For some conservatives, that admission was a huge disappointment. As Japan absorbed the shock of Mr Abe's abrupt resignation last week, Mr Aso was briefly the frontrunner to lead the Liberal Democrats (LDP) out of perhaps its worst crisis in 50 years. But the swashbuckling 66-year-old, as famous for his controversial bon mots as his obsession with manga comics, has been politically hobbled by his association with the deeply unpopular outgoing Prime Minister.

That leaves Mr Fukuda, who is five years his senior. "I'm too old," Mr Fukuda said on television. "But the party and the country are facing an emergency situation so I will do what I must do."

About 55 per cent of LDP lawmakers say they will vote in Mr Fukuda as party president on Sunday, adding to his overwhelming support among party factions and making him almost certain to become the next prime minister. But he may live to regret taking on the job.

Mr Fukuda must rescue his party from support rates hovering around 30 per cent, deal with a huge crisis in public pensions and fulfil his promise to deal with a growing wealth gap.

Many wonder if Mr Fukuda, 71, has the energy to deal with this crisis, but he certainly has the background. Like so many in the nepotistic world of Japanese government, he is a second-generation politician, the son of the former prime minister Takeo Fukuda (1976-78).

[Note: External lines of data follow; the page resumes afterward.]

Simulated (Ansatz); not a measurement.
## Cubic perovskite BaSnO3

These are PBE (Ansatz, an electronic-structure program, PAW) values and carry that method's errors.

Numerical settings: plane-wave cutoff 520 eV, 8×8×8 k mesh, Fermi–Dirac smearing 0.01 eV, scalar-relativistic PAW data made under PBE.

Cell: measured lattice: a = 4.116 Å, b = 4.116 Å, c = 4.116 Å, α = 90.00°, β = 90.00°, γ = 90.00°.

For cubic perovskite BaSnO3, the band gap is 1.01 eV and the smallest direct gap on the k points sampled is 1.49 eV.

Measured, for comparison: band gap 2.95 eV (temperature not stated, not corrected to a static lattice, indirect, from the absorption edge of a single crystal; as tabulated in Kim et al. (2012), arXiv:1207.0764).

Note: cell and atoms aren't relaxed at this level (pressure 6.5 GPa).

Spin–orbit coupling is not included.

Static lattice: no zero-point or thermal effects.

His father earned a reputation as a hawkish leader, but Mr Fukuda has emerged as an unlikely dove. While serving under former prime minister Junichiro Koizumi he opposed his boss's annual pilgrimages to the Yasukuni war memorial, and he says he will not go if elected to the top job.

One thing that won't change is the LDP's rock-solid support for the US-Japan military alliance. "Our relationship with the US is the cornerstone of Japan's foreign policy," Mr Fukuda said. Thus looms a potentially epic battle over Japan's controversial refuelling mission for US warships in the Indian Ocean.